Double Buffers - Generalized Strategy Part 2
This is a part of a series of blogs, you can see the full list here.
Last time we created a Strategy trait to generalize the strategies we’ve made so far, and
to support future strategies. Now let’s rework the data structures to use this new trait.
First the double buffer. This will hold the strategy type (as discussed last section) and
will hold the two buffers. For the Send/Sync bounds, we require the same as in Part 7.
struct DoubleBuffer<T, S> {
strategy: S,
buffers: [UnsafeCell<T>; 2],
}
// same rationale as in part 7
unsafe impl<T: Send, S: Send> Send for DoubleBuffer<T, S> {}
unsafe impl<T: Send + Sync, S: Sync> Send for DoubleBuffer<T, S> {}
And for WriteHandle, ReadHandle and ReadGuard. The handles will
hold onto the buffer and the id specified in the strategy. Since we
own the strategy, and since to create a new WriterId you need a &mut S
to the strategy, we can ensure that the writer id is not invalidated
for as long as any WriteHandle or ReadHandle is alive.
For the ReadGuard, it will hold onto the handle and to the guard
from the strategy. We will need to take ownership of the guard on drop,
so we need to wrap it in a ManuallyDrop to prevent it from being dropped
normally. We also need exclusive access to the handle so that we can
pass a &mut S::ReaderId to the strategy on drop.
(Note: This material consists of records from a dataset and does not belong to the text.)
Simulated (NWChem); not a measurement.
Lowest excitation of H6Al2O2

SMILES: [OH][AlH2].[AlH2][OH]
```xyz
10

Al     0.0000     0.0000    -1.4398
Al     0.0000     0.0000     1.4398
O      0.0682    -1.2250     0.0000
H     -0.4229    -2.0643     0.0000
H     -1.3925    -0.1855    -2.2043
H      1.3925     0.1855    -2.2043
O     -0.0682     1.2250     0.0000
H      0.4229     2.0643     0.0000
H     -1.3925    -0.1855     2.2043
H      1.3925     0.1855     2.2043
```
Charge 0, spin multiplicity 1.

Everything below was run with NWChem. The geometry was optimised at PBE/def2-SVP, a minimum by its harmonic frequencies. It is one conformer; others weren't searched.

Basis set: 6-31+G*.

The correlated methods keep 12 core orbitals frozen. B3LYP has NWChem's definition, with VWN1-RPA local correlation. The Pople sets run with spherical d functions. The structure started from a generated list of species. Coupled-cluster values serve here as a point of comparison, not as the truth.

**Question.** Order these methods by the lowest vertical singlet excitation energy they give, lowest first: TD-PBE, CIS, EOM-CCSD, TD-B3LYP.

struct WriteHandle<T, S: Strategy> {
id: S::WriterId,
inner: Arc<DoubleBuffer<T, S>>
}
struct ReadHandle<T, S: Strategy> {
id: S::ReaderId,
inner: Arc<DoubleBuffer<T, S>>
}
struct ReadGuard<'a, T, S: Strategy> {
guard: ManuallyDrop<S::ReadGuard>,
handle: &'a mut ReadHandle<T, S>
}
Now we have the data structures in place, add constructors for the handles.
Since we know that the WriteHandle and ReadHandle is a valid writer and
a valid reader, we can discharge the safety requirements of create_reader_id.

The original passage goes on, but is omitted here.